Allen auditioned for “Raiders” using scenes from the film’s introduction to her character, when she and Indy are reunited in her rough-and-tumble Nepalese bar. “It was so much fun to do those scenes, because I thought they had written one of the best introductions of a character I had ever come across,” she said. “It’s really the only time we see Marion in her normal habitat, this is where she lives and where her life is, and then all of a sudden, she’s pulled out of that, and she’s moving at this pace through this world that she knows very little about. Those scenes were a lot of fun for me, because it really did help me ground into the character.”

RAIDERS OF THE LOST ARK, (aka INDIANA JONES AND THE RAIDERS OF THE LOST ARK), from left: Harrison Ford as Indiana Jones, Karen Allen, 1981. ©Paramount Pictures/courtesy Everett Collection

“Raiders of the Lost Ark”

©Paramount/Courtesy Everett Collection

There were, however, a few later scenes that Allen was eager to help shape, all in service to Marion’s character. One in particular: a sequence that sees a kidnapped Marion trying to outsmart the double-crossing René Belloq (Paul Freeman), who is holding her hostage in a tent located inside the Cairo dig site where he (and the Nazis) are attempting to locate the eponymous ark. As Allen explains, the original version of the scene saw Marion attempting to seduce Belloq in order to gain the upper hand. That didn’t jive with Allen’s take on Marion, and she and Freeman soon hashed out a new take on the scene.

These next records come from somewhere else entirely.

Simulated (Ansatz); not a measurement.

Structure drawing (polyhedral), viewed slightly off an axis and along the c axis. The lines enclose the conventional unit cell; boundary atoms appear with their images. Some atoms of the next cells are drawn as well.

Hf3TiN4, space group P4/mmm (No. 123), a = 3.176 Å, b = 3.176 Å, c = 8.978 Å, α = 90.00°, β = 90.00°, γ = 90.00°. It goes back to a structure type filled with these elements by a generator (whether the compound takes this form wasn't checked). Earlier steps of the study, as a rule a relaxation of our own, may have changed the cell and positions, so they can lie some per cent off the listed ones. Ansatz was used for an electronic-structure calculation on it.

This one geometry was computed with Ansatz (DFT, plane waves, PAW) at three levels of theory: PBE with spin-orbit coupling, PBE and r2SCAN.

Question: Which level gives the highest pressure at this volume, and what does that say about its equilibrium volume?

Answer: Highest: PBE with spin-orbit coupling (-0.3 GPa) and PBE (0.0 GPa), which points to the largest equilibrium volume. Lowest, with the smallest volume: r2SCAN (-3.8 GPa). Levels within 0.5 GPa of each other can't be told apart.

“One of the most fun scenes I ever did was the one with Paul Freeman in the tent where I decide I’m going to try to get him drunk and it turns out that he has this family liquor that he grew up with, that he can tolerate to a much larger degree than I can,” Allen said. “I end up starting to realize that I am getting drunk and he is not, and it was just a fun scene that he and I invented together that wasn’t really on the page.”

Allen said that Spielberg was “very open” to the changes. “He basically said, ‘Well, if you can come up with something better and you want to show it to me, we’ll shoot it,'” she recalled. Allen and Freeman continued to workshop the new scene during lunch breaks. “We came up with this idea that the reason I put this dress on is in order to hide this knife that I’ve taken from the food that they’ve brought me,” she said. “It’s all about escaping. It’s not about a seduction that gets stopped, which is what it had been in the beginning. We made it about her trying to fool him or lull him into some sort of belief that he was going to seduce her and then she was going to turn the tables on him.”

It wasn’t the only sequence that Allen balked at, and the actress — despite the obvious pressures of the film making her first major starring role — said she always felt able to fight for what was right for Marion. “There were moments where this wonderful, bright, intelligent, talented boys’ club that had written the script, had, I thought, left her in the lurch in certain moments throughout the story,” Allen said. “They created this very resourceful, very independent, very strong woman and then sometimes they would, whether it was for comic effect or whether it was unconscious, whatever it was, it felt sometimes like there were moments in which she did become a true damsel in distress.”

The actress stayed vigilant, always pushing for what was right for Marion, a decidedly very Marion approach. “I was really constantly looking for where those places were and trying to say, ‘No, she’s not a person that just throws up her hands and says help. She’s somebody who is looking around and figuring out how to help herself and how to help somebody else,'” Allen said. “She’s not a shrinking violet type of person and you can’t really, just for the fun of it, make her be that, because you can lose a sense of truth to her character. I really felt that was worth fighting for.”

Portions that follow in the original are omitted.